My class of 20 new hires is down to 12; four just never turned up at all (which is weird to me, considering all the crap you have to do, including proving your machine meets standards and going to have employment documents notarized, to even get hired in the first place). The other four have dropped out at various points during the past three weeks, probably, I’m assuming, due to simply not being back from breaks and lunch on time.

It’s so rigid it’s basically killing me, except for the weird perqs: I can go to work unwashed and barely dressed if I want (which I don’t. I usually get up, dress in something I could probably wear to a real office only without the bra, tidy up the place, and eat breakfast and make coffee or tea before my shift) and my commute (from bed) is about two feet.

I can look out the window and see the season change and watch the neighborhood. When I clock off at exactly eight-thirty, I have no freezing commute home in the dark and Scott doesn’t have to come pick me up because I’m already home. He never has to come home to an empty apartment. I never have to wear uncomfortable shoes.

And I’m making a buck more an hour than I was at The Home Depot!

But the time micromanaging — which I understand, in context; this is a distributed call center and they probably have a huge number of employees who just don’t give a fuck about the company’s scheduling needs — is quite wearing. I mean, I get to work on time when I’m working normal jobs, but having never been required to be accurate to less than 60 seconds, it’s stressing me out. I live in fear of something happening that makes me 5 minutes late — spending a couple extra minutes in the bathroom, having to buzz in the FedEx guy, losing track of time while standing over the sink horking down a sandwich — and getting instantly terminated without even finishing the damned training.

Once I’m “in production,” their in-house jargon for being trained and “on the floor” taking calls, though, I’ll be able to drop down to part-time and get my nasty floors swept and mopped. (I know that some women work full-time and keep their floors clean; I am not one of those women. I can barely even stay top of the dishes.) I understand breaks and lunches will move around a bit if one’s stuck on a call, and that it will still be important to be back on time, but I think it’ll feel a bit more loose, subjectively, somehow.

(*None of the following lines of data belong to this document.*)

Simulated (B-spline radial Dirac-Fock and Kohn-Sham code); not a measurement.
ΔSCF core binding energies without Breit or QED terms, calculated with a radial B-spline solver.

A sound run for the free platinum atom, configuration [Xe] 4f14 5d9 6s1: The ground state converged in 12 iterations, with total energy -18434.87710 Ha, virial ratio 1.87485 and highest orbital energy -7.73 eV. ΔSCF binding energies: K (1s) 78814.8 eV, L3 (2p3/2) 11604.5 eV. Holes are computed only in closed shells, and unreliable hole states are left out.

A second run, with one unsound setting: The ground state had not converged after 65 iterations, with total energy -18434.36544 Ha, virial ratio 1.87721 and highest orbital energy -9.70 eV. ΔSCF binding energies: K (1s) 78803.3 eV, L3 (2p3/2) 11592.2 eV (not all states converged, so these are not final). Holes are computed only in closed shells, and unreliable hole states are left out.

At that point I think I’ll feel very fortunate to have a work-from-home job, even if it is taking customer service calls for Comcast, a company almost universally loathed. (I’m lucky enough to be supporting their home security products rather than, say, doing retention for enraged cable internet customers under contract or whatever, so I doubt it’ll entail getting screamed at for 24 hours a week.) I’m sure once I’m fully familiar with the various tools and call expectations I’ll be fine and my sense of stress will go away.

As long as it’s part-time. I’ve done too many years of call center work already in my career and there’s really no way I can be truly empathetic for 40 hours a week for very long. I know my call center customer service limitations (and so do you, if you’ve ever worked with me before. I can be a horrible, condescending cunt over the phone, and nobody wants that) and I respect them! So I’ll work F/T for just as long as it takes to really get a handle on production and then I’ll try to get down to 20 hours, if possible, but I’ll do 24 if they really insist. After all, what’s four more hours if don’t have to wear a bra.

~+~+~+~+~+
Scott and I stayed up absurdly late both Friday and Saturday nights this weekend, so when I got out of bed this afternoon and realized that HOLY SHIT, SUDDENLY IT’S THE SUNDAY BEFORE THANKSGIVING!!!1!, I went ahead and paid InstaCart to bring me my groceries since Scott was still in bed. They took hours to get here, but when they did all I had to do was put things away!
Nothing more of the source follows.